That would be to miss the point.

The ‘all things’ – in context – refers to all they need to know about the troubling events that were shortly to take place, and about the revelation of Jesus that they still didn’t understand.

And the Spirit’s role concerning ‘all things’ is to remind and to teach.

Remind

The Spirit was to remind the disciples of what Jesus had said beforehand: particularly those statements that pointed towards and explained his coming death. So that when they see the events happen, they will understand their significance.

John gave us one example of this back in chapter 12. Jesus enters riding on a donkey, which John links with a verse from Zechariah about the coming Messiah. However, at the time the disciples didn’t pick it up:

John 12:16 At first his disciples did not understand all this. Only after Jesus was glorified did they realize that these things had been written about him and that these things had been done to him.

This was to be the role of the Spirit: to interpret the events of Jesus’ death and resurrection by reminding the disciples of what Jesus had said beforehand. To recall what Jesus said at the appropriate time.

While we have the results of these recollections available to us first and foremost in the pages of the New Testament, it’s true that the Spirit continues to remind us of Jesus’ words at the appropriate time. Perhaps he brings to mind a verse of Scripture that helps us to resist temptation; or to encourage a person who is in difficulty; or to give us the courage and knowledge to tell others about Jesus. Again to quote Don Carson:

The Spirit “helps us to call to mind, as we need them, the words of Scripture we have first learnt. This blessed promise should not prompt us to think that we need not bother to learn what Scripture teachers; for the Spirit can scarcely enable us to remember what we have never read nor heard. But this promise can remove the pressure of the fear of personal failure in our witness: the Spirit of God is perfectly able to help us remember what we need to know.” (Carson, The Farewell discourse, p.74.)

Teach

In addition to reminding the disciples of what Jesus had said, the Spirit would also teach Jesus’ first disciples. He would guide them in applying Jesus’ teaching to new and different situations as they brought the gospel message to the nations, and as they established communities of faith throughout the world. This is, in effect, an assurance from Jesus himself that the teaching of his apostles would be inspired by God.

We have been given much of this teaching, in the form of our New Testament. This is why we shouldn’t expect to be given new authoritative teaching from the Holy Spirit today. However, the Spirit still works in helping us to apply these principles from Scripture into our own culture and context.

When I (or any Christian teacher) preach sermons or write bible studies like this one, I don’t do it just as some guy who can explain stuff. I write as the Spirit guides me in understanding; guiding my thoughts, as he guided the thoughts of the scholars who wrote the commentaries I read.

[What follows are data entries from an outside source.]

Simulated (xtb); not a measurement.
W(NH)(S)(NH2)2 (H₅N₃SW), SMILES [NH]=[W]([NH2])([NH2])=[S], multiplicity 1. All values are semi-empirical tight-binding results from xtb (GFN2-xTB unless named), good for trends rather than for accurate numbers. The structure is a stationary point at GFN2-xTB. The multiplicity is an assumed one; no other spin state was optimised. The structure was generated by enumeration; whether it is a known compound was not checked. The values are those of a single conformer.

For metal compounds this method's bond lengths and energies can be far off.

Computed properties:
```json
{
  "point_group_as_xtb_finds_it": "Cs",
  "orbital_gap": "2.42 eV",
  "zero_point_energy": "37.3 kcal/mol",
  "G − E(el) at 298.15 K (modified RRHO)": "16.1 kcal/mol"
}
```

And you don’t read the bible just as an ordinary reader responding to an ordinary text. If you are a follower of Jesus, you read the Bible with the understanding of the Spirit alongside you and within you.

Not ‘insider information’

Now you may notice that the focus here is on a correct understanding of what God has already revealed to us – not on receiving a brand new revelation. The primary role of the HS in guiding us is to help us apply God’s existing revelation to our lives. For the disciples, that existing revelation was the OT and the words of Jesus; for us, it is the whole Bible.

By and large, the Spirit is not in the business of giving us special knowledge. And particularly not ‘insider information’ about choices we have to make. Sometimes we can view our life as a game show, where every so often we have to choose what’s behind door number one, two, or three. We then go running to God for these big decisions, looking for ‘inside information’ so we know what door to choose – which one will lead to wealth, happiness, and success. Whom should I marry? Which job should I take? What car should I buy?

Asking for God’s wisdom on these things is not wrong, of course. But the issue is more one of motivation. Are we asking God because we genuinely want the best opportunity to glorify him through our choices? Or do we seek God’s guidance because we’re looking for the option that guarantees happiness and avoids hardship?

A decade ago – when I was in the middle of writing a sermon on this very passage – someone called me, wanting guidance from God on which building contractor they should go with. (She needed advice, because she and her husband had both been told by the Holy Spirit to go with different contractors, and she wanted to break the deadlock…) Now I wouldn’t go as far as to say that God doesn’t care about these kinds of decisions; but a lot of the time he leaves them up to us and our own common sense that he has given us. And the common sense of those around us. Much of the time there probably isn’t a ‘right answer’ – like when it comes to what cereal I choose for breakfast, what colour I paint my walls, and whether or not I use the Oxford comma.*

Now there are a few cases in the Bible where someone receives a particular guidance from the Holy Spirit. And all of these relate to bigger themes than jobs, houses, and earthly things. They relate to something dear to the heart of the Holy Spirit: the spread of the gospel. Peter was led by the Spirit to explain the gospel to a non-Jew for the first time (Acts 10). The the council of Jerusalem (Acts 15) was guided to accept Gentile converts to Christianity without imposing upon them the law of Moses. Paul was prevented by the Spirit from entering one region so he could preach the gospel in Macedonia… This is what it’s about.

Let’s summarise the week…

The Holy Spirit, then, acts as Jesus’ substitute, or ‘replacement’, by continuing Jesus’ mission. As verse 26 says, he is ‘the Spirit whom the Father will send in my name’. He is to remind the disciples of what Jesus said beforehand, so that they will understand the true significance of his life, death, and resurrection. He is to teach them about the new order which Jesus’ ministry brought in, and how it should be made evident in the church. He is to oversee the compilation of this teaching into what we know today as the New Testament. And he is still at work in us: reminding us of Scripture, helping us to continue to apply it today, and guiding us so that we can fulfil our calling as God’s agents in the world today.


* Just kidding. The Oxford comma is clearly God-breathed.